What prompted the protests in Wisconsin and other states, in terms of percentage cuts, and especially the cuts being debated at USA federal level, would make the 'PIIGS' nations thank their lucky stars they got off so easy.
For example, the Republicans in the house are talking about $50 billion a year in cuts. Even the slash and burn anti-statists such as Rand Paul talk about $500 billion year in cuts, and 90% of the USA thinks he is a madman.
Well, to equal, percentage wise, what Greece and Ireland are, at the end of the day,going to have carved out, at banker gunpoint, the USA is looking at cutting between $1 TRILLION, and $1.3 TRILLION a year.
If any of the EU resists, the banksters simply attack their sovereign bond markets, forcing yields up, and making it so expensive to borrow any money, they will collapse if they don't submit to the banker's yoke.
Here is a perfect example of this:
"Irish 10 Year Bonds Take Out Stops, Yield Surges Past 10% For First Time In History"
http://www.zerohedge.com/article/irish-10-year-bonds-take-out-stops-yield-surges-past-10-first-time-history---------------------------------------------------------------------------------------------------------------------------------------------
THIS is what is coming to the USA, unless you smash the current central-bank run global monetary system, as you are the biggest debtor nation in the history of the world.

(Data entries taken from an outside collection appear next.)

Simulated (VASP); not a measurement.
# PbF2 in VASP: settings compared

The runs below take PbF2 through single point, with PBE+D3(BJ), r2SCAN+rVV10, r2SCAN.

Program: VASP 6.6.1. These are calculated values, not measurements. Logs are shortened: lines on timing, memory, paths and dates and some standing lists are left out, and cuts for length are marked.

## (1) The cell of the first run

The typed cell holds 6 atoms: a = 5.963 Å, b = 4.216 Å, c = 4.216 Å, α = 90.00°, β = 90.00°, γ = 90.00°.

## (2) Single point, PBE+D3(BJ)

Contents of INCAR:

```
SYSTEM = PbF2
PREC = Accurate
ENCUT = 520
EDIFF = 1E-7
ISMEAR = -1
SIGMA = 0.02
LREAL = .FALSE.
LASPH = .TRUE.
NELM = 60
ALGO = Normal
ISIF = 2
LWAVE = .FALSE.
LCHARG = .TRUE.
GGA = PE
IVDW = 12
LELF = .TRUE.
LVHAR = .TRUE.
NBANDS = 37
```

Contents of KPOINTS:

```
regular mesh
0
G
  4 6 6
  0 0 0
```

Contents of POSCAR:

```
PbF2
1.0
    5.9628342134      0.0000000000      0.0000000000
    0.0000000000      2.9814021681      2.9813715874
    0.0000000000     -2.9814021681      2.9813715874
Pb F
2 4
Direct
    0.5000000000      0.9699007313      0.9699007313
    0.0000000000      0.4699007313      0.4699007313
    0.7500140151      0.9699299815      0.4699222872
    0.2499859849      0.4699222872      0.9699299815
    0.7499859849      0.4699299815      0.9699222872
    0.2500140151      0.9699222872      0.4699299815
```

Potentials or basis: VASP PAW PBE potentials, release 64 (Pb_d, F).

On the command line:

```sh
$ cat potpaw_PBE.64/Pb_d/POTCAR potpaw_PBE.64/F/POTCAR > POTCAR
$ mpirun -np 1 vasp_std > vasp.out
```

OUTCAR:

As soon as a viable alternative to the daily US treasury bond market emerges, (the only thing keeping the US dollar as reserve currency, as this market can handle at least $1 trillion dollars US a day in liquidity transactions), the banks will start a run on selling US treasuries, China, and Japan are already selling, and the yields will explode. The US Federal Reserve, which has already debased your dollar so much, will have to raise rates to such levels that the economy collapses (remember, between borrowing and debt service, you spend $1 to 2 trillion a year (try $2 or 3 trillion a year with a 9 or 11% basis point discount rate), just like the PIIGS, but played out on a grand, global, volatile chessboard of empiric proportions.